Income tax filing rules explained AY 2026-27 vs Tax Year 2026-27: Key changes you must know
Taxpayers must navigate distinct filing requirements for Assessment Year (AY) 2026-27 and Tax Year 2026-27 as the government transitions to the new Income Tax Act 2025. Income earned during the financial year 2025-26 will be assessed under the existing Income Tax Act 1961 for AY 2026-27, while income for FY 2026-27 falls under the new tax regime.
Both filing obligations will be processed separately on the income tax e-filing portal, with different rules and deadlines applying to each.
Filing Returns for AY 2026-27 Under the Old Tax Act
Returns for income earned in FY 2025-26 (AY 2026-27) continue to be governed by the Income Tax Act 1961. Taxpayers can file revised returns under Section 139(5) before the end of the assessment year or before the assessment is completed, whichever comes first.
Belated returns for AY 2026-27 are allowed until December 31, 2026, under Section 139(4), though late filing fees will apply based on total income.
Updated Return (ITR-U) Provisions
The updated return provision, introduced under Section 139(8A), permits taxpayers to correct or disclose additional income even after filing the original return. This option is available within prescribed time limits but may involve additional tax liabilities and certain restrictions.

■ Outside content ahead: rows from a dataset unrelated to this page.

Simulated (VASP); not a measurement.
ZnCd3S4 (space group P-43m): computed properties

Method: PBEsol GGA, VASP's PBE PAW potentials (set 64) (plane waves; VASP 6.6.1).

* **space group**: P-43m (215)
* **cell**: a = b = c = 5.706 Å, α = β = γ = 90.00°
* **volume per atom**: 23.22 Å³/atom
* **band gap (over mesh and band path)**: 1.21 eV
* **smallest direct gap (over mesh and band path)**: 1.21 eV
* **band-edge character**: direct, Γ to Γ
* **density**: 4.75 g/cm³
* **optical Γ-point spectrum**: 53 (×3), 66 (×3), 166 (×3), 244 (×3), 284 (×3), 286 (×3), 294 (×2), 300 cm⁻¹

Separate Compliance for Tax Year 2026-27
Income earned during FY 2026-27 will be assessed under the new Income Tax Act 2025. Taxpayers must file returns separately for this period, following the updated rules and procedures applicable under the new law.
Understanding these distinctions is crucial for accurate compliance and timely filing as India transitions to the new tax framework.